Gerald Baylin Professor of Law, Brooklyn Law School
Earlier this month, President Obama, invoking his power to make recess appointments, named Richard Cordray director of the Consumer Financial Protection Bureau and added three members to the National Labor Relations Board. Critics contend that these appointments were unconstitutional because the Senate was not in recess: although virtually all Senators were out of town and no business was being conducted, the chamber was kept open through pro-forma sessions.
I am no fan of recess appointments particularly when, as here, they are used to put into office nominees the Senate has had before it but has refused to advance to a vote. Nonetheless, the President was on solid constitutional ground when he determined that not withstanding the pro-forma sessions, he could make use of his appointment power. To see why requires shifting the focus from the CFPB and the NLRB and onto the bigger stakes.
The Constitution is a document for times of war as well as times of peace. Many of the Constitution's provisions are explicitly directed at matters of national security; many other provisions serve a security function. The President's "Power to fill up all Vacancies that may happen during the Recess of the Senate" is a power that plays an important national security role by ensuring that even in times of war or other national crises high-level governmental offices remain staffed and functional. The power is located in section 2 of Article II of the Constitution, along with other presidential powers (to act as Commander in Chief, to make Treaties, to appoint Ambassadors, public Ministers and Consuls) that secure the nation. Early interpreters of the power emphasized its security role. For example, in 1823, Attorney General William Wirt, invoking military analogies, explained that were the President dependent upon the resumption of the Senate, a vacancy could "paralyze a whole line of action in some essential branch of our internal police."

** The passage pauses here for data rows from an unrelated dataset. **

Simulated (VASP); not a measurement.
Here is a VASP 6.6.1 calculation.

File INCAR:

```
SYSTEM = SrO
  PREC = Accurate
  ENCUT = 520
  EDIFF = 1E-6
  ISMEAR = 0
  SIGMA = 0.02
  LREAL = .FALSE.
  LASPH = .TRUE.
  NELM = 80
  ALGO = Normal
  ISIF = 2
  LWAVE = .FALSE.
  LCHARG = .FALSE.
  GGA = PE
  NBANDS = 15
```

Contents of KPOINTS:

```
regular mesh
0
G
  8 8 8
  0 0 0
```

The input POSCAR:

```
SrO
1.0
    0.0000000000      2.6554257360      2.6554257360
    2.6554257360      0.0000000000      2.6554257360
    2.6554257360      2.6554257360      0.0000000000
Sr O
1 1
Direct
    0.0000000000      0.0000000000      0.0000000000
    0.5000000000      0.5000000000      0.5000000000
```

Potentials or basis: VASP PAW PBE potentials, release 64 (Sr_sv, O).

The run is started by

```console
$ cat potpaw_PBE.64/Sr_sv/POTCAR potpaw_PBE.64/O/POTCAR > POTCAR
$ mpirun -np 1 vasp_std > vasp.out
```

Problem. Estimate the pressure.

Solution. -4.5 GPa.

Allowing the Senate to block presidential use of the appointment power with pro-forma sessions (the equivalent of an "In Session" sign on the door of a vacant chamber) would have grave security implications. In assessing President Obama's recent use of the power, we should ask about the scenario that is at the heart of the Recess Appointments Clause.
Consider this: While most Senators are in their home states, terrorists attack Washington, DC, with a dirty bomb. Cabinet officials and heads of federal agencies charged with the response effort are killed. A lone Senator bangs the gavel in an otherwise empty chamber and calls the body into pro-forma session. It would be foolish to say that the Senate has not recessed and thus the Constitution prohibits the President from replacing dead and wounded federal officers.
To be sure, the security of the nation does not depend upon staffing the CFPB and the NLRB. But the President's recess appointment power extends to filling "all Vacancies." And, as with other constitutional provisions, it is a mistake, and a danger, to measure that power by judging its perceived necessity in times of peace.